“Barrooms spilling sailors all shipwrecked at dawn”
That’s a bit much for a 165-page book (which has some chapter breaks, so the story pages are fewer), but it’s a nice hardcover and it’s bigger than your usual comic, so the package looks great. Still, 30 bucks is a bit dear.
Towle writes in the afterword that he used a bit of reality – there were battles between fishermen and “oyster pirates” in the Chesapeake Bay for about a century – and turned it into this epic, which not only dives into the oyster pirates but, you know, sea monsters and ghostly myths. This is a curious book – Towle’s art has become a bit more cartoonish since I saw it last (granted, that was several years ago), and it’s pretty keen, but it clashes a bit with the tone of the book, which is fairly serious. But then you get some strange comedy in the book – the governor, early on, looks like he stepped out of a Popeye cartoon (frankly, a lot of this looks like it came from a Popeye cartoon – that’s part of its charm), the pirate captain wears a long nightshirt with fish silhouettes on it (which is awfully cool, but still a bit weird), and even when things get serious, there’s an odd vibe of goofiness in the comic, which doesn’t make it bad, per se, but does make the tone a bit hard to grasp. Ultimately, I guess, it doesn’t matter – you can tell a serious story and still have humorous elements, of course, and Towle simply keeps the slightly off-kilter tone going through his art rather than his writing.

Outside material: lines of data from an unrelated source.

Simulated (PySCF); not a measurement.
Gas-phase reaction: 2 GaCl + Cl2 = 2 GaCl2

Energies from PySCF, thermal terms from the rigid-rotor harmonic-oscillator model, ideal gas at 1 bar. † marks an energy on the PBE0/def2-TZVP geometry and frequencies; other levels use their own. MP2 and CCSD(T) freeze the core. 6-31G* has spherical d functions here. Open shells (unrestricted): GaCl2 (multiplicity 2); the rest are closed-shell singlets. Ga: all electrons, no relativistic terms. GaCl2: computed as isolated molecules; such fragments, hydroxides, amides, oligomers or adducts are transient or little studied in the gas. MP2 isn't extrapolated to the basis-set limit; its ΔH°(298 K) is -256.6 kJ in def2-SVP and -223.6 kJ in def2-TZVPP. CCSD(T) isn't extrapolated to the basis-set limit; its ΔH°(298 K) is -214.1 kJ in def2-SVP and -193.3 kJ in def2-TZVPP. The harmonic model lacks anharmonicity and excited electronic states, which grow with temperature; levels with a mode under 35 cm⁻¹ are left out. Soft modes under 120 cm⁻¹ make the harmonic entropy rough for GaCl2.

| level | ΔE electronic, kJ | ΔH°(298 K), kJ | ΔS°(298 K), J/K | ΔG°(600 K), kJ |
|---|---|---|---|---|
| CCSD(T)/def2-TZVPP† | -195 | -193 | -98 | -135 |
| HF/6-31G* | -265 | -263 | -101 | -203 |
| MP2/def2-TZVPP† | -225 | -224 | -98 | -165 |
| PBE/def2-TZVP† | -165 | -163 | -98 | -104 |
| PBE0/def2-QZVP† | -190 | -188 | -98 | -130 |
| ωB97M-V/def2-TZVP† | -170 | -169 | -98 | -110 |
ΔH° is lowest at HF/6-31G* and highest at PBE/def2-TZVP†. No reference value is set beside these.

His story is a simple, solid adventure, which might sound like a criticism, but is just a fact – it certainly doesn’t make the book less entertaining, it’s just that it’s awfully predictable.
The mayor of Blood’s Haven, Maryland, a town on the Chesapeake, asks the governor for help combatting oyster pirates. The town is built on oysters (in some cases literally, as the oyster shells are tossed into the surf and eventually form “land” where people place houses), and the mayor points out that the pirates are stripping the oyster beds instead of slowly harvesting them, so that they die instead of replenishing themselves. The mayor introduces the governor to Davidson Bulloch, a former Confederate commander, who will lead the “navy” against the pirates, and he wants the governor to provide money for more sailors. Bulloch decides to fight because the pirates are from New York, so they’re “nautical carpetbaggers,” but he doesn’t believe in the superstitions of the sailors, which will, of course, be tested in the course of the book. The crew he gathers is a motley bunch, but that’s to be expected. They sail off to find the pirates, but they have a traitor in their midst, because of course they do, and they find out the pirates are trying to raise the spirit of an old crusty sailor who was given power by Davy Jones and can command every sea creature.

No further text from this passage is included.